The Manchurian Candidate concerns the brainwashing of the son of a prominent right-wing political family, who has become an unwitting assassin in an international communist conspiracy. The film was released in the United States on October 24, 1962, at the height of the Cuban Missile Crisis. It was well-received and was nominated for two Academy Awards.
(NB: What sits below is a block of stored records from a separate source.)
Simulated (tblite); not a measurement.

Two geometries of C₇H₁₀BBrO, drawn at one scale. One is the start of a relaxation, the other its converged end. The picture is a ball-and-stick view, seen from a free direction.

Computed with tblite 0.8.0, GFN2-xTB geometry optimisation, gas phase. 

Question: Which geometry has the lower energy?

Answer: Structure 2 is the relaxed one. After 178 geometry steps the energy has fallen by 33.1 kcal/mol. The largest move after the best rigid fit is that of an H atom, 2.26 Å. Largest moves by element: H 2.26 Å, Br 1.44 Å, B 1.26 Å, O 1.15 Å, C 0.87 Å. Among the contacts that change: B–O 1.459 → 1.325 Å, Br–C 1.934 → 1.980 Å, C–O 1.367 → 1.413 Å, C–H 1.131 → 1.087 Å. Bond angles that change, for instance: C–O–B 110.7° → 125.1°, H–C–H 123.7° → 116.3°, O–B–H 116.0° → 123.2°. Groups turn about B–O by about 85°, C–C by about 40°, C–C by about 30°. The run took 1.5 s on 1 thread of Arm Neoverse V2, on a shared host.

The Manchurian Candidate was selected in 1994 for preservation in the United States National Film Registry by the Library of Congress as being "culturally, historically, or aesthetically significant".
Plot
During the Korean War, the Soviets capture a U. S. platoon and take them to Manchuria in Communist China. Some days later, all but two of the soldiers return to U. S. lines and Staff Sergeant Raymond Shaw is credited with saving their lives in combat. Upon the recommendation of the platoon's commander, Captain Bennett Marco, Raymond is awarded the Medal of Honor for his reported heroism. When asked to describe him, Marco and the other soldiers automatically respond, "Raymond Shaw is the kindest, bravest, warmest, most wonderful human being I've ever known in my life." Deep down, however, they know that Shaw is a cold, sad, unsympathetic loner.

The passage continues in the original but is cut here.